Real Estate Realities
The Truth About Interest-Only Loans
By David Rosenfeld
Jun 1, 2013 - 5:42:43 AM

LOS ANGELESMany borrowers are seeing lower monthly payments and lower interest rates these days thanks to the growing popularity of interest-only loans.

House_021.jpg
Interest only loans can be misleading.

It’s not a new phenomenon exactly, but the popularity of these loans is giving many a chance at monthly payments 30 to 40 percent lower than a conventional home loan. It sounds like a great deal but it’s exactly the same type of loan that brought many to foreclosure at the height of the recession. According to Corelogic, a real estate analytics company, interest-only loans made up 14 percent of private mortgages last year.

Today, interest-only jumbo loans have grown by 50 percent through March compared to a year earlier, says a report by the Bank of New York Mellon. It’s food for thought, as they say. It’s all because these loans permit interest-only payments for the first 10 years which appeals to buyers who want to sell their homes during that time and avoid paying the principal toward the loan.

Many wealthy buyers are taking advantage of these loans because of the flexible payment options they provide. For instance borrowers can pay the principal without having to worry about a penalty for doing so for the most part.

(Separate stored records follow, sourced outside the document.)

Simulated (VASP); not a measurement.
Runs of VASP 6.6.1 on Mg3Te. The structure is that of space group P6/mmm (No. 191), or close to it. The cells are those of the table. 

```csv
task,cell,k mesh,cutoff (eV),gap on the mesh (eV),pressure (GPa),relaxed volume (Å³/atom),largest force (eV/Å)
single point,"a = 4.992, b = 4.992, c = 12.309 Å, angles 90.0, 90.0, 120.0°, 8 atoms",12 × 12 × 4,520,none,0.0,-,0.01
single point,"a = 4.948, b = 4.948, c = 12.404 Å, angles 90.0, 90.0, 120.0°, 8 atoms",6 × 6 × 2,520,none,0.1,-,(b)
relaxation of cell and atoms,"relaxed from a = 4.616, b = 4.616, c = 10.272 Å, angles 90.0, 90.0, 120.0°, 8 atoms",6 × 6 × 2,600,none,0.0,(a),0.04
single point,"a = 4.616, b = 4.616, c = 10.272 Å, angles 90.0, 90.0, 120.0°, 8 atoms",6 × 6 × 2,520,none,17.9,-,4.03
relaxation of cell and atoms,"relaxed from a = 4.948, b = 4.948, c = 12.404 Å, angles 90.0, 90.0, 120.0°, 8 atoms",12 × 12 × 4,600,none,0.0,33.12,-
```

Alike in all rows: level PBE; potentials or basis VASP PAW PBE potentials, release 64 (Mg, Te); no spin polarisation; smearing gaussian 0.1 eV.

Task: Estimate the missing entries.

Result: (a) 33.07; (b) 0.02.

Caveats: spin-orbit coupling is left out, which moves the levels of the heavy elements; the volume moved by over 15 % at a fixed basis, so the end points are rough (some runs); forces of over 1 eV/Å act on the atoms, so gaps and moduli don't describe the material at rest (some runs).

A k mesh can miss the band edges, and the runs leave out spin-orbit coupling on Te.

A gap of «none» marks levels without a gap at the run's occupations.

It’s especially attractive to affluent buyers who are self-employed or own a business and who don’t have to worry about the fluctuations of their income during the year. It seems like a good deal until you examine things closely and find that proverbial pebble in the shoe.

Interest-only loans are especially risky and a reminder of what went wrong during the recession when many borrowers ended up losing their homes. Likewise these loans make it difficult for borrowers to build equity and should home prices drop, they may find themselves owing more than the home is worth.

Some mortgage companies require more money for a down payment, which can mean 30 percent or perhaps more, depending on the company.  Other lenders may charge higher rates as well as part of their adjustable rates. This can in turn mean that your regular monthly payment can grow higher than you may expect, so be prepared to pay more down the line.

It’s easy to think that an interest-only loan could be worthwhile, but in this post-recession world, it’s best to be safe than sorry. Don’t take chances with your future and your investment. I’ve always said I’m a big fan of FHA loans because the benefits of these government-backed loans surpass anything else out there.

You don’t need to have perfect credit or a lot of money in the bank for a down payment. The typical FHA loan generally requires a 3.5 percent down payment, instead of the 20 percent required by most lenders. Under FHA rules, those paying less than 20 percent down payment and over 15-year amortization are required to pay mortgage insurance premium every month as part of the monthly payment.

But it’s still a great deal for borrowers. To me, it’s a gift from the government because they’re taking all the risk and in turn it’s almost zero risk to you and you’re getting your own home for a fraction of what you would have had to put as a down payment.

So talk to your real estate agent about financing and your other needs before you make a decision about your mortgage options.

David Rosenfeld is a Real Estate broker and president of Advantage Real Estate, a Real Estate and investment firm in Santa Monica, and a Rotary Club member. He has more than 20 years experience in commercial and residential property investments and financial counseling. He can be reached at 310 450-4488, at dr@advantage-realestate.comand at www.advantage-realestate.com.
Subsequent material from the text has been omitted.